Giter Club home page Giter Club logo

aero's Introduction

AERO

Audio Super Resolution in the Spectral Domain

Checkpoint files are available! Details below.

Requirements

Install requirements specified in requirements.txt:
pip install -r requirments.txt

We ran our code on CUDA/11.3, we therefore installed pytorch/torchvision/torchaudio with the following:

pip install torch==1.12.1+cu113 torchvision==0.13.1+cu113 torchaudio==0.12.1 --extra-index-url https://download.pytorch.org/whl/cu113

Our code uses hydra to set parameters to different experiments.

ViSQOL

If you want to run code without using ViSQOL, set visqol: False in file: conf/main_config.yaml.

In order to evaluate model output with the ViSQOL metric, one first needs to install Bazel and then ViSQOL.
In our code, we use ViSQOL via its command line API by using a Python subprocess.

Build Bazel and ViSQOL following directions from here.

Add the absolute path of the root directory of ViSQOL (where the WORKSPACE file is), to the visqol path parameter in main_config.yaml.

Preparing Data

Resample data

Data are a collection of high/low resolution pairs. Corresponding high and low resolution signals should be in different folders.

In order to create each folder, one should run resample_data twice: for low and high resolution.

E.g. for 4 and 16 kHz:
python data_prep/resample_data.py --data_dir <path for 48 kHz data> --out_dir <path for 4 kHz data> --target_sr 4
python data_prep/resample_data.py --data_dir <path for 48 kHz data> --out_dir <path for 16 kHz data> --target_sr 16

Create egs files

For each low and high resolution pair, one should create "egs files" twice: for low and high resolution.
create_meta_files.py creates a pair of train and val "egs files", each under its respective folder. Each "egs file" contains meta information about the signals: paths and signal lengths.
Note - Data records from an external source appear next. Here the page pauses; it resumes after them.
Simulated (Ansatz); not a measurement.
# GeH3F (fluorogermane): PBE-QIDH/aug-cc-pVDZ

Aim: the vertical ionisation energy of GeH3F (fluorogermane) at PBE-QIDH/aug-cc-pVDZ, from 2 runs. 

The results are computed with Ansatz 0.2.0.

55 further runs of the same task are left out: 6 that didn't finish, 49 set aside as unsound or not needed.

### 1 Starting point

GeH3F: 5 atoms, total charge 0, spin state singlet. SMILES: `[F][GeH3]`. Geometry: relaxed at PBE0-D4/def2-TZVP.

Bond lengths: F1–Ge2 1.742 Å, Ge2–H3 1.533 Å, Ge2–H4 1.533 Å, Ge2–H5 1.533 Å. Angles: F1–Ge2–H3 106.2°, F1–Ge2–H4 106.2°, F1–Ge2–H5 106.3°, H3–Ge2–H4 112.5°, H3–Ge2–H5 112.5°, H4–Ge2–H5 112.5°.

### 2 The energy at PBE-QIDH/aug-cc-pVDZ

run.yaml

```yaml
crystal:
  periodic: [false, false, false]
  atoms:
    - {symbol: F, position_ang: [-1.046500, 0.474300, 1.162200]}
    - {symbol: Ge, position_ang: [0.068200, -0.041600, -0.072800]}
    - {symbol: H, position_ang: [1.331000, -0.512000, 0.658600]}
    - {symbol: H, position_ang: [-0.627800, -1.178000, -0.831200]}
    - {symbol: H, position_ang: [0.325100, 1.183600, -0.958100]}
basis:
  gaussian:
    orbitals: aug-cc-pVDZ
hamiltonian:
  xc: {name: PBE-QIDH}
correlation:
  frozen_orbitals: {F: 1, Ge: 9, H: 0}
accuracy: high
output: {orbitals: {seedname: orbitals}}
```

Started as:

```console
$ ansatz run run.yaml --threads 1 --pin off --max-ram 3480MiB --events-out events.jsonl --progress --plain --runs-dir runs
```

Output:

e.g. to create egs files for the various speech settings:

python data_prep/create_meta_files.py <path for 4 kHz data> egs/vctk/4-16 lr
python data_prep/create_meta_files.py <path for 16 kHz data> egs/vctk/4-16 hr

python data_prep/create_meta_files.py <path for 8 kHz data> egs/vctk/8-16 lr
python data_prep/create_meta_files.py <path for 16 kHz data> egs/vctk/8-16 hr

python data_prep/create_meta_files.py <path for 8 kHz data> egs/vctk/8-24 lr
python data_prep/create_meta_files.py <path for 24 kHz data> egs/vctk/8-24 hr

python data_prep/create_meta_files.py <path for 12 kHz data> egs/vctk/12-48 lr
python data_prep/create_meta_files.py <path for 46 kHz data> egs/vctk/12-48 hr

Creating dummy egs files (for debugging code)

If you want to create dummy egs files for debugging code on small number of samples. (This might be a little buggy, make sure that the same files exist in high/low resolution meta (egs) files)

python data_prep/create_meta_files.py <path for 4 kHz data> egs/vctk/4-16 lr --n_samples_limit=32
python data_prep/create_meta_files.py <path for 16 kHz data> egs/vctk/4-16 hr --n_samples_limit=32

Train

Run train.py with dset and experiment parameters.
(make sure that the parameters lr_sr, hr_sr in the experiment comply with the sample rates of the dataset).

e.g. for upsampling from 4kHz to 16kHz, with n_fft=512 and hop_length=64:

python train.py dset=4-16 experiment=aero_4-16_512_64

To train with multiple GPUs, run with parameter ddp=true. e.g.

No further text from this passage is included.